Example: If you choose Response Time from the Filter drop-down and set the threshold value as three seconds in theis above box, all traces with response times greater than three seconds will be displayed.
Advanced Filter:
The Advanced Filter option has built-in AND conditions, allowing you to specify an unlimited number of search conditions. During the filtration process, the AND conditions will be implemented, meaning only traces concurring to all of these conditions will be displayed.
You can click the Add Filters option to select the required field type—be it Transaction Name, Exception Class, Component Name, or another filter—and the field value. The field values will be listed based on the field type selected.
You can add multiple filters one by one. Each filter added will be considered as an AND condition.
For example, in the image below, the search criteria has three conditions—Transaction Name as zylker/settings/, Exception as java.lang.NullPointerException, and Response Time as above twoseconds.
You can click the icon to view the performance of that particular transaction.
You can view the whole picture of the required trace by clicking directly on it.
You can view the complete details of the trace by clicking it. From there, you can explore various parameters and metrics by accessing the following tabs:
- Summary
- Trace Details
- SQL Statements
- Remote(External) Calls
- JVM Metrics
- NodeVM's Metrics
- Server Metrics
Summary
Gives an overall summary on the trace selected.
Slowest Method Calls
Parameters | Description |
---|---|
Slowest Method Calls | The name of the slowest component. |
Count | The number of times the component was called. |
Duration | The time duration the component took to execute out of the total time the trace took to execute. |
Percentage (%) | The percentage of time spent executing this component out of the total time taken. |
Un-instrumented block of code:
In general, the APM Insight agent captures known frameworks and methods in your applications. Components involved in a transaction, including its method calls and functions, are listed under the Traces tab.

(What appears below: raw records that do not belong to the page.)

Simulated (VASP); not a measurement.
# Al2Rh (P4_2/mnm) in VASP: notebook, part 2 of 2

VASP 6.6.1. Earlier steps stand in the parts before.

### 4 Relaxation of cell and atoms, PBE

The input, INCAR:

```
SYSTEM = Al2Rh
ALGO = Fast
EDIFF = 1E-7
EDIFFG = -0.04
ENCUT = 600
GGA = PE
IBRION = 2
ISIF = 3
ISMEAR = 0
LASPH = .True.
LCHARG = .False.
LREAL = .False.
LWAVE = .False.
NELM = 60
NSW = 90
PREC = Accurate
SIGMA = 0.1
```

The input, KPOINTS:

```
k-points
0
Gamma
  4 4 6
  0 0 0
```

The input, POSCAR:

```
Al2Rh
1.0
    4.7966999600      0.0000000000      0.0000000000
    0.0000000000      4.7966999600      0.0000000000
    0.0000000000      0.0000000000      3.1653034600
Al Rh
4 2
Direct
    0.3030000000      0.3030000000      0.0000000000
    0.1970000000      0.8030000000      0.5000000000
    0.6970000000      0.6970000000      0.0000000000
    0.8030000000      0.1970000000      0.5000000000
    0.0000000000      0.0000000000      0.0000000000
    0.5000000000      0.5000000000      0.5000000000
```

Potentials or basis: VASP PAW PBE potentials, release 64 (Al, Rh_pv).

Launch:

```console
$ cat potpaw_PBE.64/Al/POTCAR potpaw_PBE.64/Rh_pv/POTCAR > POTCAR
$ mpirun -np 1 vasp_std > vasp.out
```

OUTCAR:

While inspecting a transaction trace, you may encounter a field called un-instrumented block of code.
You may get this message under two circumstances:
- When you have used custom methods or functions in your application code.
- Even in known frameworks, the agent may not be able to track all methods or functions, called between two instrumented methods or functions. In such cases, that particular method or function is marked as an un-instrumented block of code. This helps you to identify the exact occurrence of the specific method. By knowing the time stamp and the instance of occurrence, you can deploy custom instrumentation to figure out the issue.
External Calls
Parameters | Description |
---|---|
External Calls | The external calls made during the execution of the trace. |
Total Time | The total time taken by the external call to complete. |
Total Count | The number of times a particular call has been executed. |
Trace Details
This tab allows you to dig deeper into all of the entities involved in the trace to identify the anomalous spans causing latency.
Header
This displays the total duration of the trace and the total number of spans in the trace. You can perform a quick search based on any of the trace types like APPCODE, MYSQL, WEBREQUEST, HANDLED_EXCEPTIONS, and ALL, by selecting it from the Filter drop-down menu.
You can also search for a span by its name using the Search by span name box as shown in the screenshot below.
Minimap
Gives a condensed view of the trace timeline. You can click and drag your mouse over the map to filter the spans of that time range. The filtered spans will be listed in the main timeline. If you want to select a different time range, click Reset and then select again.
Minimap will not be generated for traces containing more than 1,500 spans.
Timeline
Shows the list of spans within the trace. You can also expand or collapse the span to view the children spans.
The screenshot below shows the expanded span.
- The timeline bar is color-coded based on the span type.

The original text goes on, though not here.